The bank is affected by a charge of 1.2 billion Swiss francs ($1.32 billion) on its debt. Net profit declined in the first quarter to 827 million Swiss francs ($910 million) or 0.22 francs per share from 1.81 billion Swiss francs ($2 billion) or 0.47 Swiss francs per share in the same period last year.
The global economic worries, especially the looming debt crisis in the euro zone and the concerns over banks in Europe, have affected the growth in revenue made by UBS.
Failure to make progress on these key issues would make further improvements in prevailing market conditions unlikely and would have the potential to continue the headwinds for revenue growth, net interest margins and net new money, the bank said in a statement.
Meanwhile, Chief Executive Officer Sergio P. Ermotti said that the bank remained vigilant on costs. Ermotti, who took over the leadership of the bank in September 2011 after it was hit by a $2.3 billion rogue trading loss, was faced with the tough task of cost cutting and needs to restore investor confidence after the trading loss.

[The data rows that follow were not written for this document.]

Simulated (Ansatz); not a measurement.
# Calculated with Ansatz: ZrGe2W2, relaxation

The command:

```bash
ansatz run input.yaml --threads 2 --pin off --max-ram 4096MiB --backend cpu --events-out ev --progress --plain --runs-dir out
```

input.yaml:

The trading loss was a major concern for the Swiss bank, which was still in the process of recovering from the 2008 global financial crisis when it was near to collapse.
After Ermotti took over, the bank had followed a strategy of smaller and less expensive investment banking operations, which meant that it sought to take smaller risks than it had recently taken and focused on mitigation measures to deal with failures.
Also last month, the bank was hit by tax evasion allegations when Paris prosecutors opened a formal investigation into the issue of whether UBS helped many of its French customers evade taxes. In 2009, the bank paid $780 million to the American authorities on a similar tax evasion case in the U.S.